Configuration File

The communication between the user and the toolbox is performed through a configuration file containing a list of tunable system parameters. This file is implemented in YAML, a simple and concise language that maps easily into native data structures. Its comprehensibility makes it accessible to developers and non-developers and facilitates tracking experiment changes over time.

1. Defining the Task and Path

name: 'AIDE'
# Addressed task, choices: Classification, OutlierDetection, ImpactAssessment
task: ...
# Use a previously saved model to skip the train phase (True/False)
from_scratch: ...
# Path to the best model, required if from_scratch: False
best_run_path: ''
# Directory to save model outputs and results
save_path: "experiments/"

2. Defining the Dataset

Pointer to the Dataset class. This section can be customized by adding more variables. See Section Database for more details on how to create your own Dataset class.

# Database and DataLoader definition
data:
    name: ... # Dataset class name
    data_dim: ...  # Data dimension
    input_size: ...  # Number of features
    features:  # Name of the features of the database
    features_selected: ...  # Features selected from the whole set of features
    num_classes: ...  # Number of categories in the database (drought, non-drought, e.g.)
    lon_slice_test: ...  # If visualization 2D enabled, min/max longitude coordinates (test)
    lat_slice_test: ...  # If visualization 2D enabled, min/max latitude coordinates (test)

3. Defining the Model

To specify the architecture to train, use the parameter type. This can be a user-defined model or a model available in the toolbox (see Section Available models for more details).

# Architecture definition
arch:
    # Select a user-defined model (true/false)
    user_defined: ...
    # Type of architecture to be used (e.g., 'UNET')
    type: ...
    # Parameters to configure the architecture
    params:
        param_1: ...
    # Model input dimension (1: 1D, 2: 2D)
    input_model_dim: ...
    # Model output dimension (1: 1D, 2: 2D)
    output_model_dim: ...

4. Defining the Training

This part of the configuration file allows for specifying the parameters of:

  • loss function: Can be either custom or from a Python package. To choose from a Python package, set user_defined: False and specify loss name and package (e.g. type: 'sigmoid_focal_loss' and package: 'torchvision.ops' ). For custom losses, see section Custom Loss in Advanced features

  • optimizer: Defines the parameters to initialize the optimizer. type can be any of torch.optim.
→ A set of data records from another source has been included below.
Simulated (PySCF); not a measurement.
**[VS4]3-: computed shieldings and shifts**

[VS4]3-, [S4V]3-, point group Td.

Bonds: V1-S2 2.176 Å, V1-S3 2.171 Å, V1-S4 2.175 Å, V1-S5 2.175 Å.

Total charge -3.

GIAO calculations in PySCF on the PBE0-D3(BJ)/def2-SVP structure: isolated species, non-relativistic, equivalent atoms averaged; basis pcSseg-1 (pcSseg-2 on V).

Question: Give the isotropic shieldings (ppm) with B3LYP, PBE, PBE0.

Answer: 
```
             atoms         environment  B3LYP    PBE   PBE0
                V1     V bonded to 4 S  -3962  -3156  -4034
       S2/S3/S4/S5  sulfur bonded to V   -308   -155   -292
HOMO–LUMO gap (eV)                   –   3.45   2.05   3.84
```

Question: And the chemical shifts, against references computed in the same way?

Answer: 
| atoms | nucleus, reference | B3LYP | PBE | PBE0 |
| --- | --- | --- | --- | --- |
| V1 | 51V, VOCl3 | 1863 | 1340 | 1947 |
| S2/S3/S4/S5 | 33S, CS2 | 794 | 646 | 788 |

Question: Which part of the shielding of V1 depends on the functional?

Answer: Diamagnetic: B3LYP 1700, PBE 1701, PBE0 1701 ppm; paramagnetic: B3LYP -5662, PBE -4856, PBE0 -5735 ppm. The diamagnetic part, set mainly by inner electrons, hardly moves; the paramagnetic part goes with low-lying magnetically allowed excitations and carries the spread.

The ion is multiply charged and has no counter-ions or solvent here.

  • trainer: Defines the parameters to initialize the Pytorch Lightning trainer.

  • dataloader: Defines the number of workers for the Pytorch Lightning dataloader.

# Definition of the training stage
implementation:
    # Loss function
    loss:
        user_defined: ... # Select user-defined model (true/false)
        type: ...  # Python class name
        package: ...  # Python package, none for user defined
        activation:
            type: ... # Activation before computing the loss function
        masked: ...  # Use masks to compute loss
        # Parameters for the loss function
        params:
            reduction: 'none'
            param_1: ...
    # Definition of the optimizer
    optimizer:
        type: ...  # Optimizer type
        lr: ...  # Learning rate
        weight_decay: ...  # Weight decay
        gclip_value: ...  # Gradient clipping values
    # Definition of PyTorch trainer
    trainer:
        accelerator: ...  # Choices: gpu/cpu
        devices: ... #
        epochs: ...  # Number of epochs
        batch_size: ...  # Batch size
        monitor:  # Metric to be monitored during training
            split: ...  # Choices: train/val/test
            metric: ...  # Either loss or a metric's name to monitor for early stopping and checkpoints
        monitor_mode: ...  # Monitor mode (increase or decrease monitored metric value)
        early_stop: ...  # Number of steps to perform early stopping
    # Definition of PyTorch data loader
    data_loader:
        num_workers: ... # Number of CPUs to read the data in parallel

5. Defining the Evaluation

The toolbox provides several modules for evaluation at inference: metrics, visualizations, characterization and XAI. The metrics module will always be run while the other can be (de)activated. For more details of the capabilities of each module, please refeer to Section Evaluations.

# Types of chosen evaluations, choices: Visualization, Characterization, XAI
evaluation:
    metrics:
        Metric_1: {param_1: ...}  # Metric for evaluation, from torchmetrics. Metric_1 has to be the name of the metric as in torchmetrics docs

    visualization:
        activate: ... # Choices: True/False
        params:
            param_1: ...

    characterization:
        activate: ... # Choices: True/False
        params:
            param_1: ...

    xai:
        activate: ... # Choices: True/False
        params:
            param_1: ...